A glimmer of hope in Iraq, and at home
The cracks in Congress’ emerging Iraq withdrawal consensus are bound to show if people take the spate of recent positive developments on the ground in Iraq into serious consideration. There is substantial evidence that the surge is working, that terrorist “whack-a-mole” is not the inevitable state of affairs in Iraq, and hence that there is hope yet for a self-sustaining Iraq — as long as U.S. lawmakers do not cut off the war effort.

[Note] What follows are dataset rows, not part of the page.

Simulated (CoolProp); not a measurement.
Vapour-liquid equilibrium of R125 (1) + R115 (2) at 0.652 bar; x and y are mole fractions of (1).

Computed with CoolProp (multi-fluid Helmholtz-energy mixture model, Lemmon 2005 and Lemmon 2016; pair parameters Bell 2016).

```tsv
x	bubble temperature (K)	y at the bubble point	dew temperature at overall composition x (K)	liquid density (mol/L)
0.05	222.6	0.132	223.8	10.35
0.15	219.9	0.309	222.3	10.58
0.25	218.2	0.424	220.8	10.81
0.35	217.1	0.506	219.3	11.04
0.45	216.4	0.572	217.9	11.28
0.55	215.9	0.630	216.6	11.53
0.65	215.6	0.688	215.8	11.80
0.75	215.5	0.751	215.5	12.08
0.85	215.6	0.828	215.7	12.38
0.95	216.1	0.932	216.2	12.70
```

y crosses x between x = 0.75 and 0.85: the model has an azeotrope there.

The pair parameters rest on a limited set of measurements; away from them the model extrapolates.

The most striking homefront bellwether last week came, of all places, from the New York Times Op-Ed page. The voices were the Brookings Institution’s Michael O’Hanlon and Kenneth Pollack, fresh from eight days in Iraq, and the message couldn’t be clearer. “Congress should plan on sustaining the war effort at least into 2008,” say Messrs. O’Hanlon and Pollack, no Bush insiders. Both have been quite critical of the administration’s handling of the war, which they call “miserable.” Both now see progress after being “surprised by the gains we saw and the potential to produce not necessarily ‘victory’ but a sustainable stability that both we and the Iraqis could live with.” We’ll see whether the assessment of two honest liberals which runs counter to the withdrawal drumbeat can manage to turn any antiwar heads.
Anbar province is nearly completely transformed from an infamous terrorist stronghold to Iraq’s leading safe zone besides the Kurdish north. Ramadi has underdone a sim- ilarly remarkable transformation; the authors “strolled down its streets without body armor,” which would stun those who visited in 2006. Baghdad’s Ghazaliya neighborhood is recovering. Tal Afar and Mosul, two sites of major battles and terrorist activity, are now very much in the hands of Iraqi forces with American troop levels now reduced to the hundreds. The morale of U.S. troops is high, as is confidence in Gen. David Petraeus.
“Here is the most important thing Americans need to understand: We are finally getting somewhere in Iraq, at least in military terms,” write Messrs. O’Hanlon and Pollack.
We would also mention Washington Post columnist David Ignatius’ contention that a safe withdrawal from Iraq “will be impossible if the necessary bargaining takes place against a backdrop of continual congressional demands for a faster withdrawal.” In sum, “[I]t matters powerfully how we disengage.”
As a moment in the politics of this Iraq debate, it would be beyond tragic if Congress were to cut off the war effort at the very moment that significant progress had finally gotten underway. We are at a moment when freshman Rep. Nancy Boyda, Kansas Democrat, feels justified walking out on retired Army Gen. Jack Keane at a hearing because she cannot stomach the general’s positive assessment of developments in Iraq. Let us hope we will soon arrive at a moment when Mrs. Boyda can be regarded as histrionic and no more.